Criminal records information is held on two main systems.  The first is the Police National Computer (PNC), which records details of convictions, cautions, reprimands, warnings and arrests.  The second is the Police National Database (PND), which records “soft” local police intelligence, for example details of investigations that did not lead to any further action.

Chief constables “own” the data that their force has entered on to the PNC.  They can exercise their discretion, in exceptional circumstances, to delete non-court disposals (e.g. cautions) which are owned by them and held on the PNC as well as any non-conviction outcome. Individuals can, in some circumstances, apply for the removal of a record from the PNC.

Criminal records checks

Cautions, reprimands and warnings and some convictions become “spent” after a certain period of time.  Once a record becomes spent it does not usually need to be declared to employers or voluntary organisations.  When a person applies for a so-called “excepted position”, they may be required to provide details of their criminal record, both spent and unspent, by way of a standard or enhanced criminal records check from the Disclosure and Barring Service.  Excepted positions cover, for example, work with children or vulnerable adults or roles in certain licensed occupations or positions of trust.

The information in this briefing about disclosure relates to England and Wales. For information about Scotland see Disclosure Scotland and for information regarding Northern Ireland see AccessNI.

A standard check contains details of all spent and unspent convictions, cautions, reprimands and final warnings (as held on the PNC) except those which, under the filtering rules, should no longer be disclosed (see below).  An enhanced check includes the same information as a standard check together with details of relevant and proportionate non-conviction information, for example details of arrests recorded on the PNC or police intelligence recorded on the PND.  Disclosure of such information is not automatic but is done on a case-by-case basis following the exercise of police discretion.

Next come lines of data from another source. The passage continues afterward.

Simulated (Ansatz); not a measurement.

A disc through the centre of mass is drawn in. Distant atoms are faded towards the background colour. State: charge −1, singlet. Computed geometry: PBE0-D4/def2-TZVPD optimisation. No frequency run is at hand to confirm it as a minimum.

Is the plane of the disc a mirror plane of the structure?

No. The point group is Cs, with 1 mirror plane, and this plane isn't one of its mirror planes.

The disclosure of non-conviction information and old and minor convictions

There has been some debate over two particular issues relating to criminal records checks: the disclosure of non-conviction information and the disclosure of old and minor convictions.

The Government legislated, via the Protection of Freedoms Act 2012, to introduce new safeguards relating to the disclosure of non-conviction information, such as a new independent disputes process. 

Legislation introducing a new filtering mechanism to restrict the disclosure of old and minor convictions came into force in May 2013.  This followed a Court of Appeal ruling in January 2013 that the mandatory and blanket disclosure of convictions as part of a criminal records check was incompatible with Article 8 of the European Convention on Human Rights (right to respect for private life).

A judgment of the Supreme Court in January 2019 said that two specific aspects of the filtering mechanism, concerning multiple convictions and the disclosure of warnings and reprimands received by children, were disproportionate and therefore incompatible with Article 8. The Government amended the filtering rules in November 2020 to remove the automatic disclosure of youth cautions, reprimands and warnings and the ‘multiple conviction’ rule.

Calls for wider reform of disclosure

There have been calls for wider reform of criminal records disclosure, including from the Law Commission, the Justice Committee, Charlie Taylor in his review of youth justice and David Lammy in his review into the treatment of and outcomes for BAME individuals in the criminal justice system.

The Government in its September 2020 White Paper, A Smarter Approach to Sentencing, said that it wanted to “go further on criminal records disclosure to support those who offended in the past to move on with their lives and in particular to improve access to employment for those with criminal records”. In addition to the changes to the filtering rules, the Government proposed changes to the rehabilitation periods that govern the length of time before a conviction becomes “spent”.